This is the world that Travis Bickle’s taxi confines him to every night, and the ‘scum’ he’s subjected to every shift further adds to his disillusionment with the state of Post-Vietnam America. Even in a country still reeling from defeat under the surface, Travis never quite fits in ideologically with his peers, those on the streets and those in the political spectrum. His views on the “animals” that come out at night and how a “real rain” needs to come wash the streets clean further alienate him from his surroundings; they affirm his self-proclaimed status as “God’s lonely man.”

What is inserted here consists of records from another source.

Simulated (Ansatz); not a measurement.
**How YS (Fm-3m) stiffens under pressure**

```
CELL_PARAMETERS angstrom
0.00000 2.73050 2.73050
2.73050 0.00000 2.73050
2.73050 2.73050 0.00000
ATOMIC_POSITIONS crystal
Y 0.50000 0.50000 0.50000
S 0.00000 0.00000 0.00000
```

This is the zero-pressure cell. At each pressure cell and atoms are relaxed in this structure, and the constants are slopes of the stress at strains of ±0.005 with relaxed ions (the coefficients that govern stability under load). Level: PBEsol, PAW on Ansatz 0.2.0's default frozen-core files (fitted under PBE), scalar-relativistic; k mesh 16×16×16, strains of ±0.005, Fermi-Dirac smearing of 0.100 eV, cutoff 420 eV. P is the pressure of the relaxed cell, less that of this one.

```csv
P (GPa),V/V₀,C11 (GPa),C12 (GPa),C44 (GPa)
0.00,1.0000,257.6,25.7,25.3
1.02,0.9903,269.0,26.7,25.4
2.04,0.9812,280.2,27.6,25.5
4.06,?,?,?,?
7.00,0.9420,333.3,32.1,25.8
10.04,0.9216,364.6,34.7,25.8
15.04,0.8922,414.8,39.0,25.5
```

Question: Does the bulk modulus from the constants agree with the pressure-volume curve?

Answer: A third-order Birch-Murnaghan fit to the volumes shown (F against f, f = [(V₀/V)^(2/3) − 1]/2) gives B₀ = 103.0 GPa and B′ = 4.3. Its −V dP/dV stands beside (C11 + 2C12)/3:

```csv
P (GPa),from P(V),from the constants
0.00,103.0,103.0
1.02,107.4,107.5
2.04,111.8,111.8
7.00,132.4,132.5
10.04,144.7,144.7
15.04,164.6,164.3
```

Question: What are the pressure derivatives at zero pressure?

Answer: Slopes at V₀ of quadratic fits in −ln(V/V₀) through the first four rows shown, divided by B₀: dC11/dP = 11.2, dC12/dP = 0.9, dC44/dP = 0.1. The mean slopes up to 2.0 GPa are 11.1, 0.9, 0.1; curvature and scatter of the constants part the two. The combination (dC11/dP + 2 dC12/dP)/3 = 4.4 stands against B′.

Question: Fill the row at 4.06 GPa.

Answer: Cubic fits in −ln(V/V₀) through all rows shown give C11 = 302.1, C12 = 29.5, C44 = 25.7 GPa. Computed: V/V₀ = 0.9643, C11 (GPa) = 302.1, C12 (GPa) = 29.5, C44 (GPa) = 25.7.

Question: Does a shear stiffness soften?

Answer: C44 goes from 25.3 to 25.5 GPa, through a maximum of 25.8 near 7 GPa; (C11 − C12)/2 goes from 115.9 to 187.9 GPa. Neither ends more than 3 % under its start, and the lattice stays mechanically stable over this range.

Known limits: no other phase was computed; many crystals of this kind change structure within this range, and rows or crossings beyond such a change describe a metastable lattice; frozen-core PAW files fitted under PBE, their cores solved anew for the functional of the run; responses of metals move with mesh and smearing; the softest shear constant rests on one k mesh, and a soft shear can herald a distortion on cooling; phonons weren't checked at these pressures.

There’s only one circumstance where Travis can comfortably be himself, and that’s when he’s around Iris (Jodie Foster), the pre-teen runaway turned big-city prostitute for manipulative pimp Sport (Harvey Keitel). With Iris, he tries to usurp the perverted father figure role filled by Sport, and to do so would be well within the bounds of his outdated patriarchal ideas of male obligations, which miserably failed with Betsy earlier in the film. In fact, his ideals match those of a hero in a John Wayne western, and he acts in his environment in such a manner.
In Sophie Fiennes’ documentary The Pervert’s Guide to Ideology, psychoanalyst and cultural critic Slavoj Žižek refers to Taxi Driver as an implicit remake of John Ford’s The Searchers. Both films contain female characters who are “perceived as [victims] of brutal abuse.” But like how John Wayne perceives Natalie Wood in Ford’s film, Žižek hypothesizes that Travis sees Iris as someone who enjoys and actively participates in her victimhood, thereby justifying his internal desire to save her and the violence he commits at the film’s end. But really, in a post-Vietnam landscape, Travis sees the city as participating and actively choosing not to fix its newfound victimhood, as well. Not only is his bloody shootout a darkly justifiable means of saving Iris, it’s an ultimately shortsighted means to save the city. But how exactly did Travis go from despising the city’s underbelly to believing the city needed to be saved from it?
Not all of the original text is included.